When I was a child I was all but ignored, my views existed but were not important in the adult world and other kids soon forgot what I had to say.
In my teens I thought I knew enough about everything to state my mind with mature abandon. Adults ignored me or agreed I was an irritation. Those or my age group valued my opinion and did what they wanted to do anyway. Those younger than me thought I knew everything. Which ever they thought, I was sure I must be right because my heart told me so.

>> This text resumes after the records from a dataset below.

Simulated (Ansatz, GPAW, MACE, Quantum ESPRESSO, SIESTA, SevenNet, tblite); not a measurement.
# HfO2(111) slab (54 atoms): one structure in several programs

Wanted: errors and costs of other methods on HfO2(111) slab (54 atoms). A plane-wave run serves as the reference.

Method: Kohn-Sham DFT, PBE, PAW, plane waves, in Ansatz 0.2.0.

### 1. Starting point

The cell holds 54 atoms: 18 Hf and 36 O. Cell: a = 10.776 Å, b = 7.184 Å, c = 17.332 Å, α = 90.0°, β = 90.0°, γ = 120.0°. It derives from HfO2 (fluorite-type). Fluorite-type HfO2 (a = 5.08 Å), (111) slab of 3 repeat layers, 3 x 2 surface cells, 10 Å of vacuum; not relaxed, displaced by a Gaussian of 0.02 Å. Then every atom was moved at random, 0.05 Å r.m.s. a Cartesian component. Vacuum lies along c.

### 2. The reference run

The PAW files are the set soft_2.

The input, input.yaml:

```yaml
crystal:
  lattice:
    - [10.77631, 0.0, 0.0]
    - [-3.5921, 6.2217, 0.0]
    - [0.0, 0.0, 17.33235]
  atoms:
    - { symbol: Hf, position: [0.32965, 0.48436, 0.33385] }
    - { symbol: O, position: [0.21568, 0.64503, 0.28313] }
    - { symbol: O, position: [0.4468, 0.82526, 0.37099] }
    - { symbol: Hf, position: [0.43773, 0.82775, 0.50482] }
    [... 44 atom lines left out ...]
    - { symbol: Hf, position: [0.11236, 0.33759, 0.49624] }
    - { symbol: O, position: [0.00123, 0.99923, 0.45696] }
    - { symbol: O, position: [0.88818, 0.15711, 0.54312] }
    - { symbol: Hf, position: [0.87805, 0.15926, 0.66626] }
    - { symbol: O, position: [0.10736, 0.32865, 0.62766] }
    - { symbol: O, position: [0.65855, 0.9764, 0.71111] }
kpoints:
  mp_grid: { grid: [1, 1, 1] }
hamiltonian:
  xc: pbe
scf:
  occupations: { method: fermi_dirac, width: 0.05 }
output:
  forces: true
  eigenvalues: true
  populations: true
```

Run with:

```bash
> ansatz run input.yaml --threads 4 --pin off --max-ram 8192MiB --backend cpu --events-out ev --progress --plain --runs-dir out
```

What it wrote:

Now in my 40’s young kids think I am a different species, teenagers know everything so what I have to say is just annoying. Those my own age listen to me as do those older … the scary thing is … my views are still what my heart tells me is right. I have no more idea if it is right or wrong now than I did when I was 7 yet the power of my age makes it right because I said so.
Realising this is one scary thing. It means I have responsibility to think more, to analyse my thoughts and sometimes over ride my heart.
Looking back there is an age I did not mention, my 20’s. It was a time when adults accepted me as an adult, where kids looked up at me as still a human but something more. My views were taken or left, I didn’t have the responsibility of age.
Why is it we only ever notice the good times when they have gone?
On an unrelated note … I am so glad I bought a 500GB drive for Jermaine as 325GB have gone already!
My feelings are all over the place. I think I am really happy because I cannot think of a good reason not to be. But, I also feel I need a good cry. It’s kind of like that pre Christmas feeling when something is about to happen, it should be good but we are not quite sure and we don’t know whether to get all excited and go with the flow or hold back so as not to have too much of a drop if it all goes pear shaped.
One constant bug is Matt. Not one day goes past when he doesn’t say or do something which truly upsets me. I don’t trust him, I know he tells me lies. I always feel he knows already the next stab in the back he has lined up for me but I just cannot work it out quick enough to stop it happening.
This walking lark is getting me confused. Went out earlier to pick up a prescription and my ankles were in agony. Walking back and I felt totally OK. Surely that should be the other way around?